RIP Yang Gang

I was a huge Andrew Yang fan.

It was around this time about a year ago that Andrew Yang burst onto the political stage after an appearance on Joe Rogan’s show.

Yang Gang came at a time of extreme exhaustion with Donald Trump in the Dissident Right who had devoted 15 minutes of the 2019 State of the Union Address to anti-Semitism, declared the U.S. would stay in Syria to protect Israel, declared that the U.S. needed MORE legal immigration, lost the fight over the government shutdown over funding the border wall and was focused on overthrowing the government of Venezuela. At the time, the Republican Congress was preoccupied with accusing Rep. Ilhan Omar of anti-Semitism and declaring fighting anti-Semitism to be a U.S. national security interest. The border had also collapsed and illegal immigration was soaring toward its peak under Trump in May 2019.

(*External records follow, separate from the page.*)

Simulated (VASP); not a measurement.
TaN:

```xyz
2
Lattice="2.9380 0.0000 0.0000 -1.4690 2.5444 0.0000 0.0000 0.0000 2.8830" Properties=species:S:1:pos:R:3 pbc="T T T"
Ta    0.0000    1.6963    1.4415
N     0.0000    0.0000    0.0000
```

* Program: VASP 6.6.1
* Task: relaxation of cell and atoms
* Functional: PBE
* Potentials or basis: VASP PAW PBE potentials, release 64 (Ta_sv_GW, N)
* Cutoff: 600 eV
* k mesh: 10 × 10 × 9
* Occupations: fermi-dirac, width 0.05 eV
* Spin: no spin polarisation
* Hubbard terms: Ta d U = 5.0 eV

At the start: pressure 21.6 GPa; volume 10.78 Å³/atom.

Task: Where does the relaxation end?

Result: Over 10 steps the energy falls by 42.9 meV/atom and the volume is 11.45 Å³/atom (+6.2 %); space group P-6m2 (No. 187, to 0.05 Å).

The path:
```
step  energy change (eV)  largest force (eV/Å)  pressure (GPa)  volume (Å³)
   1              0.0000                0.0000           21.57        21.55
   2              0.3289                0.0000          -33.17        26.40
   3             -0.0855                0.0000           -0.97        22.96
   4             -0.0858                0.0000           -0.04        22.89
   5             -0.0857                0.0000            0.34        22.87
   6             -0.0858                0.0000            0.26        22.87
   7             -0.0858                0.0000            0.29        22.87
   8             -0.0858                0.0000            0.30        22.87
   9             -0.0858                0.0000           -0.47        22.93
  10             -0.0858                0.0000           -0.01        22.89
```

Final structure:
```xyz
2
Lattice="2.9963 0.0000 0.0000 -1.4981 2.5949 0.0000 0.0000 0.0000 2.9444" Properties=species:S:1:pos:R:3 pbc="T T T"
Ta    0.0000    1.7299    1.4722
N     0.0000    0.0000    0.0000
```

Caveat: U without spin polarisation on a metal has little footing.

In light of the dismal record of the Trump administration, many of us began to look at our options and consider the possibility of supporting Andrew Yang and Tulsi Gabbard in 2020. Yang had gained notoriety after making a sympathetic comment about White men and was campaigning on his Freedom Dividend of $1,000 a month. Tulsi had just launched her campaign and accused Donald Trump of selling out to the neocons which predictably struck a chord with White Nationalists disgusted by Trump’s Zionism. The rise of Yang Gang on the Dissident Right was due to resignation to the fact that we had gotten nothing out of the Trump administration and that $1,000 a month was something concrete and better than nothing.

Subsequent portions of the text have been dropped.